Quickstart

This guide takes you from zero to querying your data lake in five minutes.

1. Install

pip install dataspoc-pipe dataspoc-lens

2. Initialize a Pipe project

dataspoc-pipe init

This creates a .dataspoc/ directory in your bucket with the manifest and state tracking.

3. Add a data source

dataspoc-pipe add my-source

The interactive wizard walks you through:

Source type (database, API, file, etc.)
Connection details (host, credentials via env vars)
Tables or endpoints to extract
Destination bucket path
Sync mode (full or incremental)

4. Run the pipeline

dataspoc-pipe run my-source

Pipe extracts data from your source, converts it to Parquet, and writes it to your bucket under raw/my-source/<table>/.

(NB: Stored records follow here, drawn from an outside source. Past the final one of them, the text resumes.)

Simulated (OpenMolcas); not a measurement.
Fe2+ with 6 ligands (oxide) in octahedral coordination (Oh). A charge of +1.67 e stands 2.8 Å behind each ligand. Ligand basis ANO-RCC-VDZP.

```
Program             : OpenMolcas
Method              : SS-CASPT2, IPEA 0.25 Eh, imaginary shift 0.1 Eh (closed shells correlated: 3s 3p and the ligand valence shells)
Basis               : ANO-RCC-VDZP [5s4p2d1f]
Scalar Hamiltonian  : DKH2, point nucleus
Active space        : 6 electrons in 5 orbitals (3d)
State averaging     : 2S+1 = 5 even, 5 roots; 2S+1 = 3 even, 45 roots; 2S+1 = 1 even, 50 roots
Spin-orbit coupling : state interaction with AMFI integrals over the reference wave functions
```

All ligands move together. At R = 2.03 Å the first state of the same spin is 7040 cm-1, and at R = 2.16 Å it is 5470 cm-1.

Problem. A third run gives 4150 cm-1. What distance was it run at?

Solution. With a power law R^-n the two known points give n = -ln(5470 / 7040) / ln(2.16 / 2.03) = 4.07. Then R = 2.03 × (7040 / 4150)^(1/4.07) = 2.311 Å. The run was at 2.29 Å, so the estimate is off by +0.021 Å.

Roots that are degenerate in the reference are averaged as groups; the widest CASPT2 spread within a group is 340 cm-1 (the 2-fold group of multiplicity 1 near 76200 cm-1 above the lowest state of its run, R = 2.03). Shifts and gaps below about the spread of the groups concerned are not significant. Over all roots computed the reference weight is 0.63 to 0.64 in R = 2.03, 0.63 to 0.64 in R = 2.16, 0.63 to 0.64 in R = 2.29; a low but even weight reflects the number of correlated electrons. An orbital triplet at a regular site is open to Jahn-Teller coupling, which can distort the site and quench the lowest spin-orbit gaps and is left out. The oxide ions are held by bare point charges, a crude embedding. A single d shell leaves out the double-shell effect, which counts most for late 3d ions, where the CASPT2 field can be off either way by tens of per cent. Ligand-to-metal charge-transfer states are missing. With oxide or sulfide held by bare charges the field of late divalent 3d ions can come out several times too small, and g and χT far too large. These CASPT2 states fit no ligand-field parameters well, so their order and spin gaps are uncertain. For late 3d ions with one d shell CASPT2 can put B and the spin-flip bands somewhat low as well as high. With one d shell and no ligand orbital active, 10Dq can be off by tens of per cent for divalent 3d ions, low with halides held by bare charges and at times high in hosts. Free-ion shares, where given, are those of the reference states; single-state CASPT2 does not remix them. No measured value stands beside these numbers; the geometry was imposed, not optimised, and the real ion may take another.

5. Connect Lens to the bucket

dataspoc-lens add-bucket s3://my-data

Lens reads the manifest and discovers all tables Pipe has written.

6. Query with SQL

dataspoc-lens shell

SELECT customer_name, SUM(revenue) as total
FROM raw.my_source.orders
GROUP BY customer_name
ORDER BY total DESC
LIMIT 10;

7. Ask in natural language

dataspoc-lens ask "top customers by revenue"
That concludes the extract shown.